Do we Follow Abraham or Moses? - Tazria 5784

Why are Jewish boys circumcised?  This pillar of our faith, for which our people have made major sacrifices through the ages, originates with our father Avraham.  Hashem appeared to him when he was 99 years old and told him to circumcise himself.  One of the blessings we say at a Bris is: Blessed are You... Who has sanctified us with His commandments and commanded us to bring [this child] into the covenant of our father Avraham.”  We are obviously associating the bris with Avraham’s incredible act of connection to Hashem.


Yet if we look at the Mishneh Torah, Rambam’s codex of Jewish law, we find that he derives the Mitzvah from this week’s Parsha, Tazria.  In his list of the positive Mitzvot he writes: “[Mitzvah] 215: To circumcise a son, as [Vayikra 12:3] states: ‘On the eighth day, the flesh of his foreskin shall be circumcised.’ “  


It seems as though the source of the Mitzvah is not from Avraham but rather from a commandment given much later, to Moshe at Mount Sinai.  So which is it?


I can’t help but think of one of the oldest Jewish stories.  Two people come to the Rabbi with a dispute.  The first states his case and the Rabbi says: “you’re right.”  Then the second man argues the opposite, and the Rabbi says “you’re right.”  The Rabbi’s wife overhears this and asks her husband: how can they both be right?  The Rabbi responds: “you’re right.”  


(Pardon the interruption:  As we prepare for Pesach, there are two very important things to think about.  One is to “Sell the Chametz” - see here.  The other is to get hand-baked Shmurah Matzah for the Seder.  See here.)


When it comes to the 613 Mitzvot, the Rambam counts the commandment in this Parsha, because whatever was commanded before the Torah was given at Sinai does not have a bearing on our obligations.  The source of our obligation is therefore the commandment at Sinai, not Avraham’s observance. 


However, the impact of the Mitzvah on the boy receiving the Bris is the same as that of Avraham’s Bris.  Let me explain by talking about the impact of this Mitzvah and its centrality to Torah and Jewish life.   Our spiritual soul, a part of Hashem, was removed from the spiritual realms and placed in a physical body to bring the spiritual into the physical world.  


Every time we do a physical Mitzvah, we are bringing the spiritual and physical realms together.  But there is no Mitzvah that accomplishes this like circumcision.  The transformation of the physical to spiritual in mitzvot is not seen by the physical eye.  The actual physical object remains as it was, and only with learning and contemplation we can recognize the difference.  Not so with Bris, where the actual physical flesh now permanently bears the sign of the eternal covenant between Hashem and the Jewish people.


(By the way, the Talmud implies that women have a superior, inborn connection to Hashem that comes to them automatically without the need for a physical ritual such as circumcision.  A man needs a physical reminder, a woman knows it in her heart.)
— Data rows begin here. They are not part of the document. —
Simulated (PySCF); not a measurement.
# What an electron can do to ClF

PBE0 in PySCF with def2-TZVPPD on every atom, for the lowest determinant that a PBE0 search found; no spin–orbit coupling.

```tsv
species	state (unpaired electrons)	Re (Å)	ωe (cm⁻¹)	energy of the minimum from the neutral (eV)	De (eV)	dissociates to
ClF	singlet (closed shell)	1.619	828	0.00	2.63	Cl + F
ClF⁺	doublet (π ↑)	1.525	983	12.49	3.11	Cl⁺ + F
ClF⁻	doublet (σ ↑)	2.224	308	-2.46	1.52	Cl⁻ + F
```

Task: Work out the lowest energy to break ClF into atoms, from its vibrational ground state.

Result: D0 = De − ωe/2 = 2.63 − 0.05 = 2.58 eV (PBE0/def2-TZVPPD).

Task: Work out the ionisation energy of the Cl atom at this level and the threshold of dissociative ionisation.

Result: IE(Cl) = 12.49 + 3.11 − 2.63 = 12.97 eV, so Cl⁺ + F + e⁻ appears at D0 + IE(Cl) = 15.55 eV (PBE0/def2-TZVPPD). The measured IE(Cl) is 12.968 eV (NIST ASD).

So when Avraham circumcised himself, he brought the process of transforming the physical world into its true reality for the first time, because until then the spiritual impact was not evident in any physical item.


When a baby is born, our sages taught, his divine soul is not yet revealed in his body.  When he has his Bris is when “the holy soul begins to express itself.”  When a boy has his Bris, he is recreating the experience that Avraham had.  So while the actual Mitzvah was given at Sinai, it is also accurate to say that we are bringing the newborn boy into the covenant of our father Avraham.


As we can see, the bris is much more than just a tradition.  It is the epitome of the fulfillment of joining spirituality and physicality on earth.  It is done, as the Torah says, on the eighth day, creating an eternal bond with Hashem that can never be broken.